In re the Estate of Cusimano

Wingate, S.

The present motion in a pending probate proceeding seeks to compel three contestants, who were cited therein, and are statutory distributees and admittedly residents of Louisiana, to deposit security for costs. The moving affidavit states that they had little or no contact with the decedent for the past twenty years, that the objections have no basis in fact and are designated solely to harass the petitioners and to delay the proceedings in the hope of some sort of a settlement. All of the allegations of the objections are stated to be on information and belief.

The replying affidavit in addition to an admission of the non-residence of the contestants, states only that they are in stringent financial circumstances ” and that a requirement for the deposit of an undertaking “ may well deny them their day in court.”

The pertinent section of the Surrogate’s Court Act in this connection is 282. So far as presently material, this reads: In any proceeding where an issue is raised by answer or objection by or on *383behalf of a non-resident of the State of New York against the proponent of a will * * * guch proponent * * * shall be entitled in the discretion of the surrogate to have the person or persons raising such issue give security for costs.”
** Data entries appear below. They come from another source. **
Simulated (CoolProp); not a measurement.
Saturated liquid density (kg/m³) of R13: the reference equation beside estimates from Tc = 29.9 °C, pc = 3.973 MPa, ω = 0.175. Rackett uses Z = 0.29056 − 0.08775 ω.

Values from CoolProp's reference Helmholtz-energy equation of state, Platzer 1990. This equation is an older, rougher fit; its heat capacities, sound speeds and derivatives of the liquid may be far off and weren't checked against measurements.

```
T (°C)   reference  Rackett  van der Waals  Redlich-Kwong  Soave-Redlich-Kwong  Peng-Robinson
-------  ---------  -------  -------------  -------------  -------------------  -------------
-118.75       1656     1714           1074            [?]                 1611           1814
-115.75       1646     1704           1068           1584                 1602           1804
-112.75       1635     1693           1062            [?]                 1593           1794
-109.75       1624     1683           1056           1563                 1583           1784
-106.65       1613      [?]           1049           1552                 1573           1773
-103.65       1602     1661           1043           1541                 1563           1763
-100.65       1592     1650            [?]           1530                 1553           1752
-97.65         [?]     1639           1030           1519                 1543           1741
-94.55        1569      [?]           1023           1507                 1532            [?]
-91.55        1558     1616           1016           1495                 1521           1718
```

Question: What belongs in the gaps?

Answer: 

The enactment is sufficiently explicit to satisfy the most exacting but the question inevitably arises as to what may happen if an order directing the giving of security by the respondents be granted and they default in compliance with its terms. The Surrogate’s Court Act is silent as to the penalty which is capable of imposition. This absence is the more significant when the parallel provisions of the Civil Practice Act are perused.

Section 1529 of the Civil Practice Act provides that where the plaintiff fails to comply with an order requiring him to give security for costs, or to procure the allowance of an undertaking given pursuant to such an order, the defendant is entitled to a judgment dismissing the complaint, and in his favor for costs. The defendant may apply therefor as upon a motion.” (Italics supplied.)

The fact of the enactment of this statute tends to raise some inference that in its absence the drastic authority accorded thereby would not exist. Even were it to be granted, however, that it did, it is one thing to deny to one seeking an affirmative recovery the right to acquire a new advantage, and quite another to preclude an individual who potentially possesses a right in rem the opportunity to be heard in its defense. This distinction was emphasized in Rosenberg v. Courtney (8 Misc. 616, 617; affd., 144 N. Y. 92) where an intervenor sought to demonstrate his rights in a rem which was the subject-matter of an action in replevin. It was there said, To deny their application to intervene as defendants and defend this action and contest plaintiff’s claim, simply because they are unable to furnish a bond, would amount to a denial of an opportunity to defend any rights that they may have because of their inability to give security for costs in a case not provided for by the Code of Civil Procedure.”

A proceeding for the probate of a will is closely analogous. It has often been styled a proceeding in rem or quasi in rem. (Matter of Horton, 217 N. Y. 363, 368; Matter of Seppala, 149 Misc. 479, 480; Matter of Meiselman, 138 id. 104, 107; Matter of Larsen, 137 id. 271, 272; Matter of Herle, 157 id. 352, 357.) Upon the death of a decedent, his net estate devolves automatically to his statutory distributees unless it be demonstrated that he made a legally permissible diverse disposition thereof by will. There is no presumption of validity of any given propounded document. As a result, a probate proceeding amounts to an affirmative assault upon the otherwise unquestionable rights of the statutory distributees of the decedent.

*384No doubt it would be competent for the Legislature to enact reasonable conditions upon the right of any person to litigate in the courts of this State, but as such conditions are in derogation of usual rights, they should not be extended beyond the letter of the statutory authorization.

In the present connection the Legislature has not seen fit to impose any penalty in the event that a respondent in a probate proceeding shall fail to comply with an order made pursuant to section 282 of the Surrogate’s Court Act. Section 1529 of the Civil Practice Act does not supply the omission since, as will be observed from the words of its text italicized in the previous quotation, its terms apply a remedy only against a defaulting “ plaintiff ” in favor of a “ defendant,” and so far as the research of the court has disclosed, its remedy has never been successfully invoked against a defendant. A respondent in a probate proceeding is in no sense a plaintiff. He is injected into the litigation in invitum for the purpose of an express attack upon and nullification of his statutory rights.

It follows that were the present motion to be granted, it would be a potentially futile act, since the respondents might defy its directions with impunity, as the court would be impotent to penalize them. It could not strike out their objections for the reasons developed. It might conceivably stay their proceedings but this would likewise have the effect of staying the proponent with a resulting total stalemate.

The court is averse to the performance of an act the presumable result of which would be to advertise its lack of authority in the premises. The motion will be denied, without costs in the discretion of the court.

Enter order on notice in conformity herewith.